I have no strength….

15 Feb

I have no strength to do one single thing….

I am passionate about student ministry! I have been leading students for almost five years now and have been leading leaders to lead students for almost two years and I love it!!! I love both aspects of student ministry! It is something I know that God has called me to do without a shadow of a doubt. I just had the honor of working with our church’s middle school staff Transit at one of the camps we offer for middle school students called Walking Wisely Weekend. Incredible weekend! One of my very favorites!  However, I have a confession to make….there are times when I am not sure how I will keep going or if I can.

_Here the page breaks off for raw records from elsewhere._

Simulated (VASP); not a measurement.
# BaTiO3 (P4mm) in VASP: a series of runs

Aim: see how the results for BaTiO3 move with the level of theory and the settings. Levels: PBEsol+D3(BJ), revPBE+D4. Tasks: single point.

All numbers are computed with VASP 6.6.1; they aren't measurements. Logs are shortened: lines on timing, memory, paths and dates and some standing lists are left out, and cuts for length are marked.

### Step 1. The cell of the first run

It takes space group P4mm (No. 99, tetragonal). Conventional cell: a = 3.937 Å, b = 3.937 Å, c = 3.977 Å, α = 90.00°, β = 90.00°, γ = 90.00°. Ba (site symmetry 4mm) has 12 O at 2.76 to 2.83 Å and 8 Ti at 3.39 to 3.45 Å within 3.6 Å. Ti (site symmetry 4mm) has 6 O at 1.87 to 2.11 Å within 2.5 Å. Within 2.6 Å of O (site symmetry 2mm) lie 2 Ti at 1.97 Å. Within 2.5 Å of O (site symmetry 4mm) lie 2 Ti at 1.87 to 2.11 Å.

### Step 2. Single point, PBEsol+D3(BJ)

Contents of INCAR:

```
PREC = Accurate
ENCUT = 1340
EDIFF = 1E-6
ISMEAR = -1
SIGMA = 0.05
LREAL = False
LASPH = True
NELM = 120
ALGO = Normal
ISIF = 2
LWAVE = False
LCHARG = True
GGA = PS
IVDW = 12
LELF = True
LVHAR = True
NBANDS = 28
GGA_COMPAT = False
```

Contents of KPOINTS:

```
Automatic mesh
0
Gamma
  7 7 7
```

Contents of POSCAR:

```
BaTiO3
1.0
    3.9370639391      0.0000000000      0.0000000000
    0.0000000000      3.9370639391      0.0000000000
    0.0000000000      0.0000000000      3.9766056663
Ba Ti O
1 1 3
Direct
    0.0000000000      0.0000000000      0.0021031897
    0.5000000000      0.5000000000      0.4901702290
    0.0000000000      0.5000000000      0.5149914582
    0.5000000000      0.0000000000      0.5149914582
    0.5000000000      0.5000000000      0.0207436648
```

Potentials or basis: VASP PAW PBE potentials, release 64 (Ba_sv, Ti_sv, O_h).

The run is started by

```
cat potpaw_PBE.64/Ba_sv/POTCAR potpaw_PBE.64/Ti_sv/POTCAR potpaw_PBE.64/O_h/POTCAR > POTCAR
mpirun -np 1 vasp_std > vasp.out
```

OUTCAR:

The strength that I need to lead students or leaders doesn’t come from me. There is not enough energy or knowledge or stamina for me to lead on my own. There is never a day where I think, “I’ve got this 110% without help.” There are days that I literally feel so inadequate that it could stifle my ability but I turn it over to God every time. I am nothing apart from Him. There are times during small group discussons with the high school students I lead where I feel so inadequate to answer questions or lead or moments where I am just exhausted. I am so thankful that my knowledge and words and energy come from the Lord.

Isaiah 40:29 “He gives power to the tired and worn out and strength to the weak.”                                               

I honestly wouldn’t want it to be any other way. I do not ever want the day to come where I think I’ve “got this”. I don’t ever want there to come a day where I do not lean into God for my strength, for my stamina, for my knowledge, for my energy or for my words. I don’t want that day to ever come because then I become weaker than before, I become a person who is  foolish. Foolish to think that my ways are better. Foolish to think I’ve got the strength. Foolish to think I am capable of speaking the words that could move hearts. I am not capable….but HE IS! Through Him I can be!

Psalm 121:1-2

I lift up my eyes to the mountains—
   where does my help come from?
My help comes from the LORD,
   the Maker of heaven and earth.

I am dependent upon God in all that I do. Whether it’s something I am passionate about, like student ministry, or whether it’s about something that I’d rather not have to do, my strength comes from the Lord. Period.

 I can’t take one single ounce of credit. All the glory literally goes to Him!

Are you weak? It’s okay to admit it….you will become stronger by allowing your weaknesses to be known so that God’s power will increase in and through you!

2 Corinthians 12:9 “But he said to me, ‘My grace is sufficient for you, for my power is made perfect in weakness.’ Therefore I will boast all the more gladly about my weaknesses, so that Christ’s power may rest on me.”